I’m not eating anything off of that for a looooong time. (Photo courtesy of flickr user Ioan Sameli.)
A thought experiment, if you will: New York’s subways are not exactly known for their cleanliness. In fact, quite the opposite is true, and in a few weeks’ time, when the Straphangers release their annual Subway Shmutz Survey, we’ll know just how dirty our favorite subway lines are.
Last year, though, prospects were bleak. Only 47 percent of subway cars were rated as “clean,” and I have yet to see a subway car that I personally would consider, well, clean. Don’t even get me started with the stations. So while the Straphangers have urged the MTA to invest more resources into cleaning the cars, that ain’t happening anytime soon. So I present you instead with a hypothetical situation.

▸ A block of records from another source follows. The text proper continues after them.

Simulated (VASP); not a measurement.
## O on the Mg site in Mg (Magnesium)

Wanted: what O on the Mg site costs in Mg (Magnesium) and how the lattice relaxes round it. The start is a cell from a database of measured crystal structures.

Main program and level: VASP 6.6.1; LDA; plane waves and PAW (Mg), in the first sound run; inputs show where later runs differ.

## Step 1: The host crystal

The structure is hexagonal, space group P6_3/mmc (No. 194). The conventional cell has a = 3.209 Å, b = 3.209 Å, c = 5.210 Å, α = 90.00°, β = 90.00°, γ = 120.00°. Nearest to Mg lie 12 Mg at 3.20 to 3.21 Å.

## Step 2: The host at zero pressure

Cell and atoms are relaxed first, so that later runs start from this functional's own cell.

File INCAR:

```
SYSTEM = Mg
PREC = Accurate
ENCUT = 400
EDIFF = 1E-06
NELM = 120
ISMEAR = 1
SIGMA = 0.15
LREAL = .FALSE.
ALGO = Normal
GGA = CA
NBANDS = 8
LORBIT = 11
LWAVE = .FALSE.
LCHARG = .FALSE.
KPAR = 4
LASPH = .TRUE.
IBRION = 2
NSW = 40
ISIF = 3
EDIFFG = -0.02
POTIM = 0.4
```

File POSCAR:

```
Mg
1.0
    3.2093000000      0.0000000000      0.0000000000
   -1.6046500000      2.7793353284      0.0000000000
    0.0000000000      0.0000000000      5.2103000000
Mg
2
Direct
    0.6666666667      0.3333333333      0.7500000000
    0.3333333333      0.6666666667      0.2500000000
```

Throughout the rest of the world, big cities enjoy cleaner subway systems. London’s is clean; Moscow’s is clean; even the Metro in Washington, DC, has a reputation for cleanliness, nasty carpets and all. These systems are kept clean mostly because they shut down each night.
Every day, subway cars in most cities return home. They sit at the depots and are cleaned from top to bottom. Those with carpets are vacuumed; others are mopped and scrubbed. As the cars sit idle, the stations are far from empty. Cleaning crews descend into the depths of the subway and scrub away. Floors are swept and polished; garbage is collected.
But the citizens have to pay a price: There are few public transportation options late at night. Residents of London and DC scramble for those last trains out to the suburbs. Night owl bus service is a poor substitute for underground rail options, and taxi cabs are cost-prohibitive when compared to the price of a train ride.
So I ask: Should the New York City subway system shut down each night at, say, 1 a.m. and re-open four hours later for the morning commute? Would this improve the cleanliness of the system?
On the one hand, I am tempted to say, yes it would. A closed system would enable crews to work on cleaning the trains and stations. A closed system would also discourage homeless people — a big source of dirt and grime in the subways — from sleeping on trains night after night.
But on the other hand, a closed system is anathema to the essence of New York City. How could the Big Apple be the City That Never Sleeps if our subways are asleep? How could all the night workers — and there are a significant number of them — get home if the subways are closed? It seems that in a 24-hour city such as New York closing the subways is an impractical idea.
New York could choose to go the way of the WMATA in Washington. While the WMATA drew flack when police officers arrested a 12-year-old for eating one french fry in the Metro, this zero-tolerance policy got the point across. Few people risk the high fines for littering and eating in the system, especially as closed circuit cameras record the entire system. So maybe the MTA could institute a zero-tolerance policy for people who eat in the subway. It could help maintain at least some baseline level of cleanliness in an otherwise dirty system, and, hey, anything — even a ticket for someone “too busy” to eat elsewhere — is better than the current mess of the subways.